= Skytools FAQ =

== Skytools ==

=== What is Skytools? ===

It is bunch of database management tools we use
and various frameworks / modules they depend on.

Main components are:

==== Python scripts ====

Main tools:

   walmgr:: walshipping manager
   londiste:: replication on top of pgq
   pgqadm:: pgq administration and maintenance
   setadm:: cascaded pgq administration
 
Special scripts:
 
   bulk_loader
   cube_dispatcher
   table_dispatcher
 
Queue copy

   queue_mover:: copy queue contents from one db to another
   queue_splitter:: copy queue contents to another db splitting it into several queues
 
Operate bunch of scripts together

   scriptmgr

==== Python modules ====

   pgq
   skytools
   londiste
 
==== SQL modules ====
   
   londiste
   pgq
   pgq_node
   pgq_ext

=== Where is the code located? ===

Code layout:

 debian/
 doc/
 python/bin/
 python/londiste/   - Londiste python modules
 python/modules/    - C extension modules for Python (string handling)
 python/pgq/        - pgq and cascaded pgq python modules
 python/skytools/   - python modules for generic database scripting
 scripts/           - Special purpose python scripts (python)
 sql/londiste/      - database code for londiste (plpgsql)
 sql/pgq/           - PgQ database code (C + plpgsql)
 sql/pgq_ext/       - PgQ event/batch tracking on remote database (plpgsql)
 sql/pgq_node/      - cascaded pgq support (plpgsql)
 sql/txid/          - Obsolete txid code for Postgres 8.2 and below

== PgQ - The generic queue ==

=== Why do queue in database?  Transactional overhead? ===

1. PgQ is quite likely the fastest ACID compliant queue,
   thanks to Postgres being pretty fast despite the
   "transactional overhead".  Why use anything less robust?

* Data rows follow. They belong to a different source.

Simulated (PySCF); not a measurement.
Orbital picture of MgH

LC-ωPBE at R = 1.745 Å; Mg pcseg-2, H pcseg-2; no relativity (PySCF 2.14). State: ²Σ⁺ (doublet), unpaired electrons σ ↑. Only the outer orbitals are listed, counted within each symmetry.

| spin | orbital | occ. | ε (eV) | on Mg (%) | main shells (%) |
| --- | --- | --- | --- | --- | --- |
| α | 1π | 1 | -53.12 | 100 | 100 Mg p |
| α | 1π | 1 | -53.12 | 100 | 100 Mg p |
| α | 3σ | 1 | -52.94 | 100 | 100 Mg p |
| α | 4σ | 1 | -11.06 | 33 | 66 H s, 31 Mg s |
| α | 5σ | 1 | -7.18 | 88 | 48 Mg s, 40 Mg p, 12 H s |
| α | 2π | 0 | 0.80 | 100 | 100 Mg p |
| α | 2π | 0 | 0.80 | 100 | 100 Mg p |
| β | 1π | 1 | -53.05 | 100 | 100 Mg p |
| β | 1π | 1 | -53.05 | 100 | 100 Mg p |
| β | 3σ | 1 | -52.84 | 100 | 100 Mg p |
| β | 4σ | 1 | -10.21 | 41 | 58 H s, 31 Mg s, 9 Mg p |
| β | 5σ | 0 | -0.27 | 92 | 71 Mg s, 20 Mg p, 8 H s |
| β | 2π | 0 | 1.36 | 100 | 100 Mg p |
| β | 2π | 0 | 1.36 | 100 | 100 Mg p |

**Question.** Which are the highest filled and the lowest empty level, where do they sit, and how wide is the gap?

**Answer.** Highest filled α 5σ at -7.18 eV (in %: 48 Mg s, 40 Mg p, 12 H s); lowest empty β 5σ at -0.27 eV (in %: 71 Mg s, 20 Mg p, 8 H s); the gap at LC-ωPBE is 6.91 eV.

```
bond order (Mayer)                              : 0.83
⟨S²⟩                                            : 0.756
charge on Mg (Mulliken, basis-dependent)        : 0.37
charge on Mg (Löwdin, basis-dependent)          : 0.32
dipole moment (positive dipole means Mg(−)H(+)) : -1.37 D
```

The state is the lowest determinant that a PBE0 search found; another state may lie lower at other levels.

2. We have lot of business logic in database.  Events created
   by business transactions need to live or die with main transaction.

3. Queue used for replication purposes needs to be transactional.

I think the reason people act surprised when they hear about queue
in database is not that they don't care about reliability
of their event transport, but that the reliable data storage
mechanism - SQL databases - did not have any way to write
performant queue.  Now thanks to the txid/snapshot technique
we have a way to write fast _and_ reliable queue,
so why (care about anything less).

=== Could you break dependancy on Python? ===

There is no dependancy on Python.  The PgQ itself is written in C / plpgsql
and it appears as bunch of SQL functions under `pgq` schema.
Thus it can be used from any language that can execute SQL queries.

There is Python helper framework that makes writing Python consumers easier.
Such framework could be written for any language.

=== Aren't the internals similar to Slony-I? ===

Yes, PgQ was created by generalizing queueing parts from Slony-I.

=== Dump-restore ===

== Londiste - The replication tool ==

=== What type of replication it does? ===

Londiste does trigger-based asynchronous single-master replication,
same as Slony-I.

In Skytools 3.x it will support merging partitions togethers,
that could be called shared-nothing multimaster replication.

=== What is the difference between Slony-I and Londiste? ===

Nothing fundamental.  Both do asynchronous replication.

Main difference is that Londiste consists of several
relatively independent parts, unlike Slony-I where
code is more tightly tied together.

At the moment Londiste loses to Slony-I featurewise,
but should be easier to use.  Hopefully we can keep
the simple UI when we catch up in features.

=== What are the limitations of Londiste ===

It does not support '.' and ',' in table, schema and column names.